# Happy Ending for Tri-Colored girl from Tampa



## rattiblue1 (Dec 25, 2013)

Hey guys! Remember Penelope? Well I ended up adopting her about a week ish ago. She's a precious little girl.
I bonded with her the first few days and now she's finally meeting my current females Nikki and Brie. 
There's the before and after pic in their play tank! I'm hoping to move her in in my pet manor by Monday! 

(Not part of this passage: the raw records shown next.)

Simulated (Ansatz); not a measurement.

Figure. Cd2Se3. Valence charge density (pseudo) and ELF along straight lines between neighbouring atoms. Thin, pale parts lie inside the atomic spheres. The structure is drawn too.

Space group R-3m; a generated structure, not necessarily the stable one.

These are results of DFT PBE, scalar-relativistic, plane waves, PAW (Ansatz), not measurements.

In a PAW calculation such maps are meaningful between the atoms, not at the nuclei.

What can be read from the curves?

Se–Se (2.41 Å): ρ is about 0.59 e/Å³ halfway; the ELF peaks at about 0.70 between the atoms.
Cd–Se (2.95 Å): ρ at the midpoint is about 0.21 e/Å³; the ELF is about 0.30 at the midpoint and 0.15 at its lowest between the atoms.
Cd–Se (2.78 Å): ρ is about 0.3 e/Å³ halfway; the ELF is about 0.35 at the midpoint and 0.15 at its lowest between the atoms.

Sent from Petguide.com Free App


----------



## rattiblue1 (Dec 25, 2013)

*rat manor!


Sent from Petguide.com Free App


----------



## Minky (Apr 4, 2013)

I'm so happy for you! I considered taking Penelope but the timing wasn't right. Thanks for giving her a great home - she looks really happy!


----------



## Mitsy (Apr 8, 2013)

Awe yay 


Sent from Petguide.com Free App


----------



## lindzmichelle (Jan 2, 2014)

so cute!!!


----------



## rattiblue1 (Dec 25, 2013)

Yes, she was a great addition 


Sent from Petguide.com Free App


----------



## Pipa&Phoebe (Sep 1, 2013)

I'm so glad you were able to take her. She looks very happy. I know she will be well taken care of!


----------



## monster_paws (Jan 17, 2013)

Ah! You got the cutie tri-color girl. She's so cute.
Just wondering, did you name your girls after the Bella twins?


----------